While looking at 2001 archives of Patchou’s personal site to simply see if the Plus! site was located there at the time, I was instead greeted with a page flooded with French and early 2000s site designs (also a notice claiming that the site was best viewed with Java installed or something), and from what I could understand, this was the site of the Patchou that developed Plus!. While trying to make my way through the site, I did come across a few English pages, and ultimately found this page describing one of his programs he developed before he even conceived Plus!, named IRC Log Viewer. And from the looks of it, it even got ZDNet’s attention, which is a good start for him.
I did some searching around on Google for any more mentions of the program by major outlets, and although I didn’t find any of note, also considering that the program was most likely thrown by the wayside as the years progressed, I did find @Patchou’s write-up on his own program.
So basically, he used to be into IRC a lot back during his teenage years before he moved to Canada in Quebéc. For those who don’t know, IRC is basically the precursor to instant messaging as a whole, and it’s still thriving to this day.
Coupled with the fact that he was learning C/C++ at the time with Visual C++ in hand (6.0, I assume), he had an idea for his first actual program: to locate the mIRC and Pirch logs it could find in any specified directory and fancify them with RTF formatting and colouring, birthing IRC Log Viewer in 1998.
As this was his first program he had seriously developed, it was clunky, both in terms of UI and the source code, so he’s not impressed with it now, but he’s still proud that he started out with it, especially since he used it to practice the English he was learning at school at the time.
At this point, I wanted to test this thing out myself, and luckily, it wasn’t Wayback Machine hunting season, as the guy actually left out a ZIP with the program’s files inside (the installer he originally packaged the program files with was incompatible on 64-bit architectures I assume), so I gave it a test drive, and I’ll just say that it was good for its time.
First of all, when I launched the executable, I was greeted with a message box thanking me for installing the software, albeit with some small spelling errors. I mean, Patchou did warn readers that his English wasn’t that good at the time.
After dismissing the message box, I was greeted with a dialog with some more spelling errors that basically showing some configuration stuff to let the user locate their chat logs and fiddle with the display settings. However, I did notice that this time, the program didn’t attach itself to the taskbar, nor did it even show up in the ALT
+ Tab
menu. Weird
Out of curiosity, I decided to see if Patchou’s old program would parse my HexChat logs. I think the answer should be obvious as I detail more of this program.

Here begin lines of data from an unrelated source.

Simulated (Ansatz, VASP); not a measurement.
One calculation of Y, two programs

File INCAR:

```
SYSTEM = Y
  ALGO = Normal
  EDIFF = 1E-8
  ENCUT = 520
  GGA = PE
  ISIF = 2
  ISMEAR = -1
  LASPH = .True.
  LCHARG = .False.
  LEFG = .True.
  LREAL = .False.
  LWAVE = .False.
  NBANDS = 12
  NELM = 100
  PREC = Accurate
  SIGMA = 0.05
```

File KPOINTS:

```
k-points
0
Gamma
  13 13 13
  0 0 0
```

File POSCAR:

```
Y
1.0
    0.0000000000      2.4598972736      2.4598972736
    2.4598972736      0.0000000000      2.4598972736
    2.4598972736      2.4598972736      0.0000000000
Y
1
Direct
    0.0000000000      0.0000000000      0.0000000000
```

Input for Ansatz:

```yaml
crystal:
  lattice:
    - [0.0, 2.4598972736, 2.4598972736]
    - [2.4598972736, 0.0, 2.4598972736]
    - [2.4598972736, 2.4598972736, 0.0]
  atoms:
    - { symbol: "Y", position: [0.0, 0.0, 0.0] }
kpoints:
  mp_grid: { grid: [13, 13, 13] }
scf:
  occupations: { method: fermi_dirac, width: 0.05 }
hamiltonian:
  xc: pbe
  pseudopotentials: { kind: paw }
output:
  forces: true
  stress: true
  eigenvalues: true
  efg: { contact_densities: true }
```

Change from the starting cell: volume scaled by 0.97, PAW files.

After clicking on “Let’s go!”, I was greeted with a message box stating that “An unknown error had occurred”, but it let me progress with the initialization of the program.
I was then greeted with a splash screen that was as 90s-looking as it could get.
Afterwards, the main window popped up, with guess what, more spelling errors, but the taskbar and ALT
+ Tab
thing was fixed.
It didn’t load the logs in the HexChat folder automatically, so I had to manually add them to the program to parse, and after it had tried to parse the log, unsurprisingly, it didn’t do as it was intended with the HexChat logs, and so the result was just the whole log in green. I can pretty much conclude that this thing could only parse mIRC and Pirch logs. If only I had mIRC or Pirch to properly test this thing with…
As for the other stuff, not much to fiddle around with, but the About dialog was interesting, to say the least, spelling errors aside. Complete with a picture of Patchou circa late 90s - early 2000s.
As for internals, it seems that Patchou bundled the MFC and RichTextBox libraries with the program files, assuming that both aren’t already on the system, along with a Readme and version log, both in French. The thing also comes with a version of the binary that supports Unicode, which would be considered poor practice nowadays, but that was back when people both used Windows 9x and XP, in which the latter supported Unicode, but the former did not, so I’ll give that a pass.
All in all, this isn’t a bad program per se. Somewhat clunky and buggy, yes, but from seeing screenshots of IRC Log Viewer being used with the correct kind of logs, it doesn’t do a bad job in that, although I can only imagine the code that does the parsing would be clunky itself.
Just know that this was made by the guy who also developed an MSN add-on we all know and love, even after Microsoft finally shut down the Messenger servers for good. This program basically marked his programming career and his career in making people happy (hehe).